The team that rescued three injured gold miners at Stilfontein on Thursday travelled about 6km underground before reaching the shaft where they surfaced.
Team captain Darren Vorkel (35) said his team and the injured miners felt sheer jubilation when they saw one another.
”Jubilation… it was ecstatic,” he said after the 12-hour, overnight operation.
Another strong tremor occurred while they were underground, at about 7pm on Wednesday.
”It’s a phenomenon associated with large events like this — you get the aftershocks and you just [have to] make the place safe,” he said.
Much of the work by Vorkel’s team and five other teams, each made up of between five and eight men, involved digging rock away by hand.
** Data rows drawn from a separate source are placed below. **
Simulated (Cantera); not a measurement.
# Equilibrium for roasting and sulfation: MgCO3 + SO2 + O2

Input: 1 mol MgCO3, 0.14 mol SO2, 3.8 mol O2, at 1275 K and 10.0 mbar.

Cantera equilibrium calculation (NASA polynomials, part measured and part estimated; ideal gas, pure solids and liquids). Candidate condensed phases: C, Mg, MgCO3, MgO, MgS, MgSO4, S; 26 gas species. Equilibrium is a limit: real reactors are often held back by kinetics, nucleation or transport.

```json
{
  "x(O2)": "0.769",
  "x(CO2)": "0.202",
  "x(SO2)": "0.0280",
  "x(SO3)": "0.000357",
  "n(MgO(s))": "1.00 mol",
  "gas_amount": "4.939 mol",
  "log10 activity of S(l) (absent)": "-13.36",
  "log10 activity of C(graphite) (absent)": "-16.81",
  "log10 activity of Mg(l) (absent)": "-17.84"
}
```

”We played it by ear, making the place safe as we went along.”
Vorkel said there was ”a lot of shakedown” and sporadic rock falls.
”Damage [from the earthquake] lasted for about one and a half kilometres.”
After finding the three at 2 400m it took the teams about five hours to surface. Vorkel praised the teams for their camaraderie.
”They are fit, trained brigadesmen, but as expected, they are now fatigued.”
Asked what he most wanted after the ordeal, Vorkel said: ”An ice cold Coke.”
Three seriously injured gold miners were brought to the surface on Thursday morning and whisked to waiting ambulances.
Like other trapped miners who emerged earlier on Thursday, they were covered in white dust and partially clothed.
They had been underground since 12.15pm on Wednesday when the earthquake struck DRD Gold’s number five shaft at Stilfontein.
The body of a miner killed in the quake remains underground and one miner is still missing.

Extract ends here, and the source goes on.